Israelis lay vigil after the bodies of three kidnapped Jewish teenagers—Eyal Yifrach, Naftali Fraenkel and Gilad Sha'ar—were discovered in the West Bank after a nearly three-week-long search. Photo: Flash90

Israelis lay vigil after the bodies of three kidnapped Jewish teenagers—Eyal Yifrach, Naftali Fraenkel and Gilad Sha’ar—were discovered in the West Bank after a nearly three-week-long search. Photo: Flash90

Reactions from more ostensibly responsible parties were not much better. Many international institutions have long been notorious for their hostility to Israel. But perhaps because of the new ubiquity of social media, the situation seemed worse than ever before. The president of Turkey repeatedly attacked Israel in clearly anti-Semitic terms. The UN regularly posted Tweets denouncing Israel in the most vitriolic terms, while completely ignoring revelations that its own agencies in Gaza were collaborating with Hamas and involved in terrorist activity. Many of the most prominent NGOs ostensibly dedicated to human rights, such as Human Rights Watch and Amnesty International, were particularly brutal in their rhetoric.

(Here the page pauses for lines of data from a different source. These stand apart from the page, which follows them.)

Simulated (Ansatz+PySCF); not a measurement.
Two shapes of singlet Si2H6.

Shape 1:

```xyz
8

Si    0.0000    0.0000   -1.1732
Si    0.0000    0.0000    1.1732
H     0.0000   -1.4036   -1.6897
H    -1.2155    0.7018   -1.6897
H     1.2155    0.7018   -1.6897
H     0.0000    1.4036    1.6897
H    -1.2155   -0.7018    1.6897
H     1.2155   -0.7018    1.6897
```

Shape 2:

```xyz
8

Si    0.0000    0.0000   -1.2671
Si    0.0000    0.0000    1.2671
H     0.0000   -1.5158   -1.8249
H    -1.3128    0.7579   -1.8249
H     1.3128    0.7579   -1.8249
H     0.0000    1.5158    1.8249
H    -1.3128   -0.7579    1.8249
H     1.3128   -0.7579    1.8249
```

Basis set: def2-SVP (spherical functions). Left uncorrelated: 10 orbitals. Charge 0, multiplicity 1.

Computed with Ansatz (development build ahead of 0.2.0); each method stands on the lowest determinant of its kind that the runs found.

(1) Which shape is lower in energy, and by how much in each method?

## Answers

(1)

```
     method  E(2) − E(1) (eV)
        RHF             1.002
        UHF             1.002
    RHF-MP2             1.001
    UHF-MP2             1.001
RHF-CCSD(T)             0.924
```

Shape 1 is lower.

I was, for example, forced to witness the spectacle of Kenneth Roth, executive director of Human Rights Watch, explaining that Hamas attacks on IDF soldiers are not war crimes. I do not know whether Roth was ignorant or lying, but because Hamas is a terrorist organization that does not fight in uniform, his statement was entirely false. It was also fairly typical. Indeed, almost everyone in the international establishment who finds Israel distasteful seemed to become an instant expert on the subject of international law. And their ubiquity and the halo effect they enjoy helped drown out more honest voices. It is unpleasant to say, but it seems likely that the vitriol directed against Israel from such reputable sources may well have helped rouse the passionate violence of less respectable actors.

Most disturbing, however, was a phenomenon I will not discuss at length, as I have already done so in a previous article. Put simply, a Global Pogrom took place. Particularly in Europe, but also in North America, Australia, Turkey, and other ostensibly civilized countries. Anti-Israel demonstrations were marked by racist and genocidal rhetoric, some of it indistinguishable from Nazi slogans. Individual Jews were threatened and physically assaulted. Synagogues were attacked and a Jewish neighborhood in Paris was trashed by rampaging mobs.

Ashkelon, Israel, November 16, 2014. Photo: Edi Israel / Flash90

Ashkelon, Israel, November 16, 2014. Photo: Edi Israel / Flash90

In response, many simply denied it was happening at all. Others blamed it on the Jews themselves. Authorities did little. Few criminal or civil charges have been filed. None of the groups involved were banned or penalized. No laws against racism and racist incitement were enforced. The UN, human rights NGOs, and other international actors ostensibly concerned with such things were entirely silent. Even the reaction from the US government was depressingly muted. The hypocrisy was epic in scope. But no one, it seems, particularly cared. I cannot but think of the disturbing relevance of Sigmund Freud’s observation: “We live in very remarkable times. We find with astonishment that progress has concluded an alliance with barbarism.”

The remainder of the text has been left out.